Which is exactly what I would expect happen...  They're both in range
and return true for the test a < (a*10 + v).

Tom

Look very carefully at what _you_ just wrote:

For a = 500000000:

(1) a < (a * 10) evaluated to 1

(2) a evaluated to 500000000

(3) a * 10 evaluated to 705032714

Last time I checked 500000000 * 10 = 5000000000, not 705032714.
Therefore
you overflowed. However, your test (see line (1)) would imply that no
overflow occurred. I don't think I can make this any simpler.

 

[Tom St Denis]

0x1DCD6500 == 5000000000 fits into a 32-bit int, however 10*5000000000+0 ==
0x12A05F200 does not.  The CPU handles the overflow by discarding the high
order bits, giving 0x2A05F200 == 705032704.  So, in this specific case, an
overflow happens that is not detected by your test.

The real problem [other than I shouldn't be posting to usenet over
lunch] is gcalc betrayed me and truncated the result.



Tom

 

[Ian Collins]

I want to implement atoi function which converts string to an integer.
So I did this :

int atoi(char str[])
{
int i, num;
for( num = 0, i = 0 ; isdigit(str) ; i++)
num = num * 10 + str - '0' ;
return num;
}

Here I wnat to know is there any way to tell user if num goes out of
range of int ?
I mean we can't check num after overflow as it will be UB so is there
a way to check if str[] contains large integer ?

If you want to report an error, don't implement atoi (which doesn't
indicate failure), implement strtol, which does.

 

[Keith Thompson]

I want to implement atoi function which converts string to an integer.
So I did this :

int atoi(char str[])
{
int i, num;
for( num = 0, i = 0 ; isdigit(str) ; i++)
num = num * 10 + str - '0' ;
return num;
}

Here I wnat to know is there any way to tell user if num goes out of
range of int ?
I mean we can't check num after overflow as it will be UB so is there
a way to check if str[] contains large integer ?

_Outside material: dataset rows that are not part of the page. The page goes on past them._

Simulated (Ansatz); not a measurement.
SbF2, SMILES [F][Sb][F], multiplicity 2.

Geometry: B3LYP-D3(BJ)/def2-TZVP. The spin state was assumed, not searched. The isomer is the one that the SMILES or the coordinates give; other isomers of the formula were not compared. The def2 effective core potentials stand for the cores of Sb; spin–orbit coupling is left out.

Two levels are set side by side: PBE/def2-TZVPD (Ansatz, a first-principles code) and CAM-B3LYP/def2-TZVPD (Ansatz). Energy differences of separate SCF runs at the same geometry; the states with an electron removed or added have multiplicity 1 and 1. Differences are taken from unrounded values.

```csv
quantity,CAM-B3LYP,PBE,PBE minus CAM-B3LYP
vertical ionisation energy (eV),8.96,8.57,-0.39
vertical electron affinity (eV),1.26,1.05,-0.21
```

You could check if num is larger than INT_MAX / 10 before you
multiply it by 10. If that isn't the case and num has been mul-
tiplied by 10 you then have to check if INT_MAX minus the new
digit is not smaller than 'num'. Another way would be to do a
string comparison on 'str' (but only the part that contains
numbers!) to a stringified version of INT_MAX, obtained defi-
ning the macros

#define _STRFY( x ) #x
#define STRFY( x ) _STRFY( x )

and using something like

if ( strlen( str ) > strlen( STRFY( INT_MAX ) )
|| strcmp( str, STRFY( INT_MAX ) ) > 0 )
puts( "overflow" );

Reporting an overflow back to the user could be done in the same
way strtol() does it, i.e. passing back INT_MAX and setting errno
to ERANGE.

The string comparison trick only works if INT_MAX is defined as a
decimal constant. It merely has to be a constant expression of type
int. For example, <limits.h> could plausibly have:

#define INT_MAX 0x7fffffff

 

[Keith Thompson]

I want to implement atoi function which converts string to an integer.
So I did this :

int atoi(char str[])
{
int i, num;
for( num = 0, i = 0 ; isdigit(str) ; i++)
num = num * 10 + str - '0' ;
return num;
}

Here I wnat to know is there any way to tell user if num goes out of
range of int ?
I mean we can't check num after overflow as it will be UB so is there
a way to check if str[] contains large integer ?

Apart from the other comments you've gotten, the identifier "atoi"
is always reserved for use as an external identifier. If you write
your own function with that name (unless you declare it static),
the behavior is undefined. For example, a call might quietly call
the system's atoi() function rather than yours.

If you're writing your own atoi() function as an exercise, pick a
different name (unless you're implementing the C standard library).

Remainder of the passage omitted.